Teachers Professional Day was observed last Friday with most schools organizing events to benefit teachers.
This special day singled out to focus on teachers is important and a time when teachers should be in the spotlight for all the right reasons. Most activities at schools on this day are meant to enhance teachers’ development and give them the opportunity to build teamwork and comradery among themselves.This day should also be seen as one to honour our teachers, who give so much with very limited resources to so many.
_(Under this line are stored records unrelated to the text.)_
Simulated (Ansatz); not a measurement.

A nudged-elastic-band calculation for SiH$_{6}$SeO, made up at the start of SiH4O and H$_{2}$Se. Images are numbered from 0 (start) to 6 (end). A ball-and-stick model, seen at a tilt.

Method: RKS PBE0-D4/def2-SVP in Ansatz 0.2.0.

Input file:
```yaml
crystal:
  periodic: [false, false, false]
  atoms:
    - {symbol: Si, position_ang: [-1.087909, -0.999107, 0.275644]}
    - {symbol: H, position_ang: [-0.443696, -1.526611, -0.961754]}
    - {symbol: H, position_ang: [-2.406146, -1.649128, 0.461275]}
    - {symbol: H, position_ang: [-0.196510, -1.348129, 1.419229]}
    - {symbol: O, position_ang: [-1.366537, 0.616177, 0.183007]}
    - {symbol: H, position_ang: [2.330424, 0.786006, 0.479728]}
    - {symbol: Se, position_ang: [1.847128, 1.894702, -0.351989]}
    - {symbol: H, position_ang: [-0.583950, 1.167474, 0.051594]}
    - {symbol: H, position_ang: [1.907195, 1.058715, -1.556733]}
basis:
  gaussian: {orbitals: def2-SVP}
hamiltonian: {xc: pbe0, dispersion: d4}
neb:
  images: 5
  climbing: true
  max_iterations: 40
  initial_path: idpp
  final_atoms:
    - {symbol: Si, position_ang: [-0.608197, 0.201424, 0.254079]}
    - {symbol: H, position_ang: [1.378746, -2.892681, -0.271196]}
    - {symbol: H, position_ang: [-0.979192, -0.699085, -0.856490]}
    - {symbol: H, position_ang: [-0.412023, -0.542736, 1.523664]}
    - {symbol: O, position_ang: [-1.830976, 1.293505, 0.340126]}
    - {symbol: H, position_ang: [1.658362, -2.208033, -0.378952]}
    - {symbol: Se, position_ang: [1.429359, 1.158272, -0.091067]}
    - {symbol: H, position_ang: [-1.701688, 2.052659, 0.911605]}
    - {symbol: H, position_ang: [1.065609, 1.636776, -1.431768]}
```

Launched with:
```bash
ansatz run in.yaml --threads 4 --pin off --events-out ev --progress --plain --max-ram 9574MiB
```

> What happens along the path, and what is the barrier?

Regrettably, our teachers are not given due recognition for the tremendous role they play in the lives of our young ones. For many teachers, I expect that teaching today can be a continuous struggle, especially in our public schools. With the many challenges presented by the varied backgrounds of our young students to the numbers that have to be taught by a single teacher, it can be overwhelming. I, therefore, salute all teachers who get up every morning and joyfully make their way to teach and mentor to the young people in their care as though they are their own flesh and blood. It cannot be easy to smile and be cheerful and to impart knowledge and learning to so many children with so many different temperaments in extremely challenging environments.
I don’t think that teaching can be compared with other professions and the ideal teacher must be one who has a true passion for helping others, especially young people, learn and excel in life. Those teachers who bring that commitment to service are the ones that excel and are remembered for years by the students they taught. On the reverse, teachers who don’t have a commitment or passion to teach and help others can affect children in their learning or their motivation to excel.
To this day, I remember with great respect those teachers who made a difference in my life, giving me the drive and equipping me with the tools to learn and grow. And I also recall, not so fondly, those who did not play their roles as teachers. It is easy to dismiss the child who is playful, disruptive and a challenge and to focus solely on those who adhere to instructions and learn quickly. But the reality is that a classroom comes with all types and personalities and the test of a teacher is how well they can handle the weakest link. I am not a teacher by profession, so I will not even attempt to presume I know how that can be done. But having been surrounded by teachers, I understand the challenge of dealing with what society calls “troublesome” students is not easy. And so that passion for teaching is what will make the difference in how that teacher copes with such a child.
There are many great and good teachers in our system. They all must be accorded recognition. I can imagine the intense joy they feel when years later they meet a former student and he or she has achieved something to be proud of.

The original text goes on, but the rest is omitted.